Survival, with honor, that outmoded and all-important word, is as difficult as ever and as all-important to a writer. Those who do not last are always more beloved since no one has to see them in their long, dull, unrelenting, no-quarter-given-and-no-quarter-received, fights that they make to do something as they believe it should be done before they die. Those who die or quit early and easy and with every good reason are preferred because they are understandable and human. Failure and well-disguised cowardice are more human and more beloved.

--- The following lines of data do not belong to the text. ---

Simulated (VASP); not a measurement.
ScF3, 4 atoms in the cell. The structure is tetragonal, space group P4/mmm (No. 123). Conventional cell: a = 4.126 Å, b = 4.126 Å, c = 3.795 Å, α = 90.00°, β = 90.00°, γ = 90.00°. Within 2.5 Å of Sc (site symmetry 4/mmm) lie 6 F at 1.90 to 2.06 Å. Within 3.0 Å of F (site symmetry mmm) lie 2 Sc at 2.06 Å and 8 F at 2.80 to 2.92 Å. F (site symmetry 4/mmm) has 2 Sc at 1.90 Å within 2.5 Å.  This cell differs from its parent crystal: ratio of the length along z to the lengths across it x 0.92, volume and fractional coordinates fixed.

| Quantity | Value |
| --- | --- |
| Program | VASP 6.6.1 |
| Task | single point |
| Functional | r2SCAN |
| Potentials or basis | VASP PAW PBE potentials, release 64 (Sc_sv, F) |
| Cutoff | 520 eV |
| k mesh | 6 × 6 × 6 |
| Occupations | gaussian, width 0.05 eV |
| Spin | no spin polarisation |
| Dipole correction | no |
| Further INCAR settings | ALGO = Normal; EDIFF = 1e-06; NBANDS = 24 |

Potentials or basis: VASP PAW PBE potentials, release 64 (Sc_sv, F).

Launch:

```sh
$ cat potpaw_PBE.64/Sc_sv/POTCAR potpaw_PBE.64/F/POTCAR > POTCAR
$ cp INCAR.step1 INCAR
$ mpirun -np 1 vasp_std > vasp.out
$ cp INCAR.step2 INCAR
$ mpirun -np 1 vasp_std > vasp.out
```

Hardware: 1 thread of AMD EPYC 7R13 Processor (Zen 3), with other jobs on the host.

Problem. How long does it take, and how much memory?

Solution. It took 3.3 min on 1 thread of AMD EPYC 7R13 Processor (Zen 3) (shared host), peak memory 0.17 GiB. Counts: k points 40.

--Ernest Hemingway (1899-1961)
You could talk about how Warren Zevon died too young, or you could talk about how Warren Zevon lived his life as if he were one of Galileo's experiments on the acceleration of gravity, or you could talk about how his work was dark, or quaint, or funny.
But ultimately, you could talk about Warren Zevon forever and ever, because he had the uncanny ability to look deep inside of you and see not only your soul, but your internal organs and the connective tissue, and think how ironic it all is.
I first found Warren Zevon through the song that probably is the one his most casual fans know, "Werewolves of London." I knew he thought the way I did when I heard of how he espied "a werewolf drinking a pi?a colada at Trader Vic's," whose "hair was perfect." Later, much later, my spouse pointed out it was a metaphor, and it is, but it's still a damn funny song.
But the song that made me realize that Warren Zevon understood me was "Excitable Boy," a song both happy and repulsive all at once, just like life, and just like each of us.
Nobody saw life like Warren Zevon. I'm sure nobody will quite see the afterlife like Zevon, either.